The Tuna Fish Factor Binary Trading


It's unlikely you could ever save enough using low-return guaranteed- or fixed-income assets to meet your retirement needs. You simply have to invest in enough risky assets to get the total return necessary to fund your retirement nest egg. But with uncertainty today about global markets, high volatility and a fresh memory of a near global financial meltdown, far too many investors have been fleeing the stock markets. That's a huge mistake. After every "crisis" global markets have always recovered, and this time it's no different.

When you think of it, stocks are a lot like tuna fish. You buy them today to use sometime in the future. You don't expect to eat tuna in the store, and probably not even when you get it home that day.

If you're scared about buying lower-priced stocks for your retirement portfolio, well, just imagine you're stocking up on tuna fish. Let's pretend you, your family and your cat eat a fair amount of tuna fish. As you know, it comes in cans and has a long shelf life. We are used to buying it in large cans for $1.50. Now one day we go to the market and see that it is on sale for $1 a can.

What do we do?

Do we see ourselves as impoverished because we already have some cans back home on the shelf?

Do we run home, grab all our unused tuna fish and run back to the store to sell it back?

Do we feel bad because we have lost money on our cans at home?

Do we run home and throw them all out?

Do we vow never to buy tuna fish again?

Do we organize a protest march?

Do we start a campaign in the newspaper, on our Facebook page or on Twitter?
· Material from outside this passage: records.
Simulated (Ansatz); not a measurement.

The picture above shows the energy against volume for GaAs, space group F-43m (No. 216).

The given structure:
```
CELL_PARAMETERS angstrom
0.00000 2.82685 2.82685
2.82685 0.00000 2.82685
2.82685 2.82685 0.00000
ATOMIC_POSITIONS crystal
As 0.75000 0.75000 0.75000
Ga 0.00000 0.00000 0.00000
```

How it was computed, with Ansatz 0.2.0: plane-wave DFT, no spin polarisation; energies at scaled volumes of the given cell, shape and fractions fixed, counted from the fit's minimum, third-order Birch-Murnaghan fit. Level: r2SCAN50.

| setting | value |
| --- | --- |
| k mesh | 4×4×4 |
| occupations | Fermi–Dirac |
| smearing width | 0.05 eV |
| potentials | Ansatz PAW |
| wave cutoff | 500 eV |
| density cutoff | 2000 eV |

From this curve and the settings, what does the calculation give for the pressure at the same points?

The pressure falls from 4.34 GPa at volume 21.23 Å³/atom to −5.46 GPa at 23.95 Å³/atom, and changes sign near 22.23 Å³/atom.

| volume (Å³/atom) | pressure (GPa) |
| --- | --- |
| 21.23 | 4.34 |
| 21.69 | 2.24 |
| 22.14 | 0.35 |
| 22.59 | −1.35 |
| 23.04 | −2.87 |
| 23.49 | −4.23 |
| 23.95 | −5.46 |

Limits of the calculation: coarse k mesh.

Of course not! We buy lots of tuna fish to take advantage of the low price. We know that we will need tuna fish for a long time and that the sale offers us a great opportunity to stock up for future needs. We have made the mental jump that low price = good.

Stocks have a long shelf life too, and we buy them to use them a long time in the future. If you are a 401(k) participant, the stocks you buy now will be there when you need them in retirement. But the average investor seems to operate on the assumption that low price = bad! Rather than seeing temporary low price as an opportunity to buy something needed in the future, he wants to dump what he has.